On September 8, 2021, the House Education and Labor Committee issued proposed legislation in connection with the House’s new spending bill. Among other pro-union proposals issued in connection with the Protecting the Right to Organize (PRO) Act, the proposed legislation seeks to amend the National Labor Relations Act (NLRA) by banning class and collective action waivers.
The proposed legislation, which can be found here, says that no employer shall “enter into or attempt to enforce” any express or implied agreement not to “pursue, bring, join, litigate, or support any joint, class, or collective claim” arising from the employment relationship. This is unwelcome news to employers who rely on class and collective action waivers in their arbitration agreements.
Supreme Court Precedent
Given the coercive nature of class and collective action lawsuits (regardless of their merits), waivers in arbitration agreements are valuable risk mitigation tools. Waivers are particularly useful in defending against claims arising under the Federal Labor Standards Act (FLSA) and other federal laws, as some state laws are insulated against waiver.
On both state and federal levels, class and collective action waivers are also popular targets for legal challenges. Prior to May 2018, the National Labor Relations Board (NLRB) and many federal courts—including the Second, Fifth, Sixth, Seventh, Eighth, and Ninth Circuits—issued conflicting opinions regarding whether class and collective action waivers ran afoul of the NLRA. In order to resolve the circuit split, the Supreme Court granted certiorari and consolidated three cases: Lewis v. Epic Sys. Corp., 823 F.3d 1147, 1151 (7th Cir. 2016) (holding that the NLRA rendered class and collective action waivers unenforceable in employment arbitration agreements); Morris v. Ernst & Young, LLP, 834 F.3d 975, 983 (9th Cir 2016) (same); and Murphy Oil USA, Inc. v. NLRB, 808 F.3d 1013, 1016 (5th Cir. 2015) (upholding class and collective action waivers in employment agreements under the NLRA).

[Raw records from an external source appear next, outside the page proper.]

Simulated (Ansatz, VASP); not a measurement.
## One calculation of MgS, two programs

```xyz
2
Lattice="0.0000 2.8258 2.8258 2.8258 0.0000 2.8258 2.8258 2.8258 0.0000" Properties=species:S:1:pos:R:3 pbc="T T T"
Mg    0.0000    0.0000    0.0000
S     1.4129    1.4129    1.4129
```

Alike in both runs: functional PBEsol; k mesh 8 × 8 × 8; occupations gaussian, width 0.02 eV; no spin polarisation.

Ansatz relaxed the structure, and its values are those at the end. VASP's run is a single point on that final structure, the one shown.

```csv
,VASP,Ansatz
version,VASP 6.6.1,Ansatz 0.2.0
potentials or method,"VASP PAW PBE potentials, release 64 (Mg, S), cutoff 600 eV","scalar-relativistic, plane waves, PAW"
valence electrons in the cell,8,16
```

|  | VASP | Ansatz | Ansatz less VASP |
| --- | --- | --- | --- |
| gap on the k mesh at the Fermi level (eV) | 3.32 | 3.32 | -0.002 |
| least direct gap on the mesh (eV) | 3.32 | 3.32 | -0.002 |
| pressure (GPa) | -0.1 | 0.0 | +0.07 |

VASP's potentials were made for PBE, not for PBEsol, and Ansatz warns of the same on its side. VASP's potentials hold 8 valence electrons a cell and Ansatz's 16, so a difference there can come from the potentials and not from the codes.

We previously blogged about the consolidated case, Epic Sys. Corp. v. Lewis, 138 S Ct 1612 (2018)(“Epic Systems”), in which the Supreme Court sided 5-4 with the Fifth Circuit and GC Memorandum 10-06 (written by Ronald Meisburg, Special Counsel at Hunton Andrews Kurth LLP, when he was serving as General Counsel to the NLRB). In so ruling, the Supreme Court secured the viability of class and collective action waivers under the as-written text of the NLRA.
Challenges Following Epic Systems
Following Epic Systems, pro-union advocates wasted little time in forming renewed challenges to class and collective action waivers. This time, the focus was on amending the NLRA. Several of our prior blog posts cover these challenges in depth.
Most notably for purposes of the current spending bill, House Democrats sought as early as October 2018 to nullify Epic Systems by making it an unfair labor practice to require employees to sign mandatory arbitration agreements, whether individual or collective in nature, through the Restoring Justice for Workers Act.
As we predicted at the time, the 2018 Restoring Justice for Workers Act did not go into effect, instead dying in session before getting to the Senate floor. However, with the Senate and the presidency currently under Democratic control, the proposed NLRA amendments in the spending bill may stand a better chance at enactment. The same is true for a new version of the Restoring Justice for Worker’s Act, reintroduced in July.
If the proposed language remains in the spending bill, the budget reconciliation passes the Senate, and President Biden signs it into law, it could go into effect as early as January 1, 2022.